Mezzo soprano Audrey Babcock wrote and produced Lily, a one-woman show that is a fictionalized account of the life of Lily Weiss, a German cabaret singer, told through the music of Kurt Weill.

The story of Lily is dark and dismal. In Berlin, she is beaten by an abusive lover named Johnny and left penniless. She escapes to Paris, where she works as a prostitute. Unlucky in love once again, Lily is betrayed by her lesbian lover, Jenny, who reports her to a German officer. Lily runs for her life and stows away on a ship bound for America, hoping that her bad luck will change. And it does. In Hollywood, she finds success singing in a nightclub and, presumably, lives happily ever after.

The travels of Lily from Berlin to Paris and then to Hollywood mirror the journey of Kurt Weill. So I was rather surprised to see that (with some exceptions in the Berlin segment and the last song of the evening) the songs sung by Ms. Babcock did not reflect Weill’s location when he composed them. Nor was there a list provided of the many wonderful songs she sang. Audience members not already familiar with Weill’s music would be unable to track down a song they particularly liked. This is a serious but easily corrected omission.

Weill was born in Dessau Germany in March 1900. His father was a cantor. As a child he became interested in music and, by the age of twelve, he was mounting performances of his own music and dramatic works in the hall above the family home. He was trained in one of the bastions of the music establishment, studying with Engelbert Humperdinck at the Berlin Hochschule für Musik. Later he was taught composition by Ferruccio Busoni.

In the 1920’s, Germany – and Berlin in particular -- was a place of exciting artistic and intellectual activity. Weill could not wait to play his part. Just after his studies ended, he began his first collaboration with well-known playwright, Georg Kaiser. It was quite a coup for Weill when Kaiser asked him to rework his one act drama, Der Protagonist, and turn it into an opera. Kaiser was important to Weill for another reason: it was while visiting his house that Weill met his future wife, Lotte Lenya.

A year later, Weill received a commission to write a piece for the Baden-Baden Music Festival. By then, he had come to know the rising young playwright, Bertolt Brecht and they decided to collaborate on a musical adaptation of several of Brecht’s poems. The result was Mahagonny, a work that marked a permanent departure from the intellectual complexity of Weill’s earlier compositions. From that point on, Weill was a composer of songs, often with ravishingly beautiful melodies. One example is the “Alabama song.” Sung by Lenya in the premiere, it features in Lily as well. The audience reaction was shock. At the end, some whistled but Weill and Brecht were prepared: the cast had whistles and they blew them at the audience. Later, Weill and Brecht expanded their chamber opera to a full length work. Aufstieg und Fall der Stadt Mahagonny(The Rise and Fall of the City of Mahagonny) premiered in Leipzig in March, 1930.

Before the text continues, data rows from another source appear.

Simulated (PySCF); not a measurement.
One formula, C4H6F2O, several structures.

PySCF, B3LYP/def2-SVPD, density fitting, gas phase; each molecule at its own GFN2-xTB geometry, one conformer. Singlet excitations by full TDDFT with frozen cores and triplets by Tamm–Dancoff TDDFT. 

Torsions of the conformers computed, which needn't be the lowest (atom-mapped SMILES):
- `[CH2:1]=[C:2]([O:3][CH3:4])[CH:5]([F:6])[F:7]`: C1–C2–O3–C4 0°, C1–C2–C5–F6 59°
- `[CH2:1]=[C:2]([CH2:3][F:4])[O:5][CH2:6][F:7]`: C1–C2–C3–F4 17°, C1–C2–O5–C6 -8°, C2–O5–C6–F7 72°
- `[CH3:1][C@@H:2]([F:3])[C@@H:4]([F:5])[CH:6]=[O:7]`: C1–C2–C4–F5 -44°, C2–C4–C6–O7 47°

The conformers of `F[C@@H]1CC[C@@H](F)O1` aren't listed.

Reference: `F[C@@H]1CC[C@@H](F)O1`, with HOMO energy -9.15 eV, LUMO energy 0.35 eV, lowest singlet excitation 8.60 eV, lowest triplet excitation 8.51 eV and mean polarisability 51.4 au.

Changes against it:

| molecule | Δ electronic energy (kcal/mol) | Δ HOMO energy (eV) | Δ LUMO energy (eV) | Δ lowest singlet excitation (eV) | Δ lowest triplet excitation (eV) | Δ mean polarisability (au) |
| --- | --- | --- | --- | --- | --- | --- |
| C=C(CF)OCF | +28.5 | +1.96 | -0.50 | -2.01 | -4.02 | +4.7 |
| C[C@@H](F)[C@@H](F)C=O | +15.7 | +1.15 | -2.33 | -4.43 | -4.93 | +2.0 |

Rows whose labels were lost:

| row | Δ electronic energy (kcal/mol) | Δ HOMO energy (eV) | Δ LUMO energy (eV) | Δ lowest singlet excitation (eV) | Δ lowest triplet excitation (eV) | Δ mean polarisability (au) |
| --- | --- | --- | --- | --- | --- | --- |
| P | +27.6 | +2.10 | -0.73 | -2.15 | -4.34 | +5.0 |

The Baden-Baden production made use of a simple set with backdrop projections of characteristic German expressionist scenes. Such projections were a common device in this period, most notoriously in a production of The Good Soldier Schweik. The artist Georg Grosz was arrested and charged with blasphemy for depicting Jesus wearing a gas mask. Sophisticated projections behind a mostly bare stage were also used in Lily both to reflect the context of the songs and to enhance their emotional content.

Irony and satire were very much in vogue in 1920’s Berlin. Brecht had been doing a reworking of John Gay’s eighteenth century work, The Beggars Opera – a parody of the 18th century middle class but also a parody of Handel’s operas. Weill joined the project. Jenny, a prostitute (who also figures in the Paris episode of Lily), was played by Lotte Lenya. Die Dreigroschenoper (The Three Penny Opera) premiered in Berlin in 1928 and was an enormous popular success.

The Weill – Brecht collaboration continued. One year later, they produced Happy End a comedy with music about Chicago gangsters and the Salvation Army. The plot is strikingly similar to the legendary Broadway musical, Guys and Dolls, which was based on a story by Damon Runyon. While Guys and Dolls has become a fixture of the American musical theater, Happy End is known primarily for two of its wonderful songs, “The Bilbao Song” and “Surabaya Jonny,” both of which are sung in Lily.

Weill collaborated with Kaiser again, this time on a play with music called Die Silbersee (The Silver Sea). Its social commentary was too much for the Nazi party. Riots broke out and productions in several cities were closed down. In 1933, Weill was tipped off that he was about to be arrested by the Gestapo. He fled to Paris.

In Paris, he transformed himself into a composer of very authentic-sounding French songs. He collaborated with Brecht and the young George Balanchine on Die Siebentodsunden der Kleinburger (The Seven Deadly Sins of the Petits Bourgeois). He also worked with George Deval on Marie Gallante, a play with seven songs. Its subject, a woman who is used and abused by men and forced to become a prostitute, is not unlike Lily. She, too, waits for a ship to take her away from her suffering and degradation but for Marie, liberation never comes. She is shot and killed in Panama. In 1935, Weill went to America and he became the toast of Broadway and Hollywood. The exquisite “September Song” from Knickerbocker Holiday was the concluding song in Lily.

Audrey Babcock has a beautiful, powerful, and expressive voice that is particularly rich in her lower register. She also has a keen sense of drama. Her enunciation is so good that I could actually understand her in three languages. Pianist and music director, Ray Fellman was an able and responsive partner.

It’s inevitable that Ms. Babcock would be compared with the most famous Weill interpreter of today, Ute Lemper. They could not be more different. Ms. Lemper does not have an operatic voice or even a conventionally beautiful one. Lemper is a lithe woman with a teasing, kittenish manner, whose voice can be hoarse, and whose style combines singing with talking. She does both very fast; enunciation is clearly not a priority. So who is the better interpreter of Kurt Weill? His initial intention was to compose for a voice like Ms. Babcock’s. A combination of Brecht’s persuasive ability and Weill’s love for Lotte Lenya (who was not a trained singer) altered his view. The voice that he had in mind from 1926 on was one more like Ute Lemper’s. That being said, Ms. Babcock’s performance was a revelation. I have never heard these songs sound more beautiful.